Photo by Kevin Gant on Unsplash
See it as published in The Good Men Project
When boys are young, parents and others seem to be a little more lenient when it comes to the activities they choose to participate in; however, the majority of boys are registered in hockey, baseball, football, and other male-oriented sports. Some do register in dance or gymnastics, but they represent a much smaller group of boys. Something interesting seems to happen by the time those boys reach a certain age, and then people start to raise eyebrows when they’re still dancing, and good luck finding classes for them.
My 19-year-old took recreational gymnastics about 8 hours a week for seven years, and would have stayed with it if we had a better club; the club he was in was coached by a couple whose boys became quite successful in the sport, just about the time my son wanted to get serious and start competing. Classes became almost exclusively focused on their own children, and the rest of the kids stood in line while their kids were corrected over and over again until they got it right. To my disappointment, despite living in a large city, no other gym club coached male gymnasts. The other clubs were for girls only. My son was devastated, but we had no options, so that was the end for him.

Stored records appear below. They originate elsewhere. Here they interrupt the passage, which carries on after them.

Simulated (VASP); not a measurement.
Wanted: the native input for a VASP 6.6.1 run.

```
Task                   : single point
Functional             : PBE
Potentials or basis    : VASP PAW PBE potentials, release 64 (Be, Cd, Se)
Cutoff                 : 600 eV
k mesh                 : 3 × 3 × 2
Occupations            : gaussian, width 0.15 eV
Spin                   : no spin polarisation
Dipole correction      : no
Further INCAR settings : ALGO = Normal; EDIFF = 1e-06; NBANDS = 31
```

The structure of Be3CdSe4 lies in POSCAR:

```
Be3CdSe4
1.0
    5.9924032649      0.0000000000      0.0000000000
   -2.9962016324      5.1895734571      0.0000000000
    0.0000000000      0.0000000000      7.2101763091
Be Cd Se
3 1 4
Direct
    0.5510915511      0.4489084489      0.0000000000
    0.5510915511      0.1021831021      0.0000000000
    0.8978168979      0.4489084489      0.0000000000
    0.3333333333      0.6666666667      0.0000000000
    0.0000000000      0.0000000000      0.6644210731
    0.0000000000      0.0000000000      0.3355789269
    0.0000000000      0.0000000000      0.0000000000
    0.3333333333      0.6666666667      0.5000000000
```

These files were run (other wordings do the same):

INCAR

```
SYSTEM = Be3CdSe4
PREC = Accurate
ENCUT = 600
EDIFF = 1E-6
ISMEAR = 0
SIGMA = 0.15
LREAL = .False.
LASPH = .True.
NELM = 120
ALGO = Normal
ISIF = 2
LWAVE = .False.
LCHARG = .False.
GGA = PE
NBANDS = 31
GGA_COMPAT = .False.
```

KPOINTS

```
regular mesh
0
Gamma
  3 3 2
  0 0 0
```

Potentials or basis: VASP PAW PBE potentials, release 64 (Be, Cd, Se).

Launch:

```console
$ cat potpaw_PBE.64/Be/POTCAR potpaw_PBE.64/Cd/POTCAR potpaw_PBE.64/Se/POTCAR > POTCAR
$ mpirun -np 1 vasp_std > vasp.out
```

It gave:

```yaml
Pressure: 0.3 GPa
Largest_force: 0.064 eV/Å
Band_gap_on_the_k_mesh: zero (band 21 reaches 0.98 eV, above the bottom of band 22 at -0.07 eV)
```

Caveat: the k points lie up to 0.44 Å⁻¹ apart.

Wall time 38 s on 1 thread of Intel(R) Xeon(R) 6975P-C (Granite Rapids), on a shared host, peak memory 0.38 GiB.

We ran into a similar issue with ballet. My two younger boys participated enthusiastically in ballet, and my 12-year-old absolutely loved the idea of being the only male dancer in the troupe, who would eventually have to be strong enough to lift girls. He was proud of the strength and flexibility he would require to be able to do it. My youngest absolutely loved everything about it, and really wants to dance this year, but there is absolutely nowhere around us for over an hour away that will take boys in ballet classes. Having talked to other parents of boys, I’ve discovered that I’m not alone in wishing that there were more classes for older boys in both gymnastics and dance, particularly in ballet. There are some troupes that offer hip-hop to boys, but where we live, we just can’t find a class that will take boys.
This infuriates me. I don’t understand why sport has to be specific to each gender. As young kids, they’re already segregated into boy’s soccer and girl’s soccer. Boy’s hockey and girl’s hockey. It’s perfectly okay to combine girls and boys in dance, gym, and swim classes, but for some reason, even those become segregated in most clubs at a certain age (with the exception of swimming). Worse yet, those classes disappear completely for boys, with dance and gymnastics clubs for boys being nearly impossible to find, while girl’s hockey, soccer, basketball, and so on are everywhere you look. Girls are patted on the back when they sign up for traditionally male-centric sports such as hockey, football, and rugby.To make matters even worse, boys are openly discouraged from participating in these activities, and teased endlessly if they continue in dance, gymnastics, or even figure skating.
My 19-year-old couldn’t have cared less when he was in gymnastics — he was ripped when he was in gym, and he knew he looked good, and was good at it. That was all that mattered to him. But my 12-year-old, G, decided firmly against going back to ballet, despite his enthusiasm and love of the dance last year, because he felt it was socially unacceptable for a boy to be in ballet. His teacher had assigned a dance project to the kids last year near the end of the year, and he was so excited about it. We even got a pair of ballet shoes signed by the Principal Dancer of the Royal Winnipeg Ballet for the project, and he was almost finished the project when one of his peers did a presentation on hip-hop, resulting in the class bully teasing him, labeling him with rude nick-names, and reducing him to tears. My poor G was devastated, scrapped the whole project, and refused to do it at all. Now he refuses to sign up for dance classes again. Even hip-hop, which he really wanted to do this year, is off the list now. I’m heartbroken for him as he has come to believe that he has to conform or be scoffed. The message we’re sending is that if you’re a girl and you are interested in male-centric sport, you’re strong, bold, and willing to go after whatever you want. The message we’re sending boys is that if you are interested in female-centric activities, you’re ‘girlie’, ‘gay’, and weak.
Things need to change. Our sons deserve to be able to express themselves in every way they wish. Raise your boys and your girls to be open to all things in life. Girls participate in martial arts, rugby, soccer, and hockey, wear blue, and have been wearing pants for decades. So let’s open up our boys’ worlds too! Yes, it will take time, but we have to start somewhere. Curb comments from your kids that refer to gender roles, and talk to them about the fact that pink and blue are only colors. Offer dance classes, gymnastics, art classes, and other stereotypically ‘girlie’ activities to your young boys. Let them lead the way in expressing their interests, and allow them to explore a wide variety of activities and interests. Let the kids be kids! We need to change their world into one that’s less inclined to slot males and females into neat little gender boxes, and into one that’s open to allowing boys the same opportunities that girls have to explore all of their interests without judgment.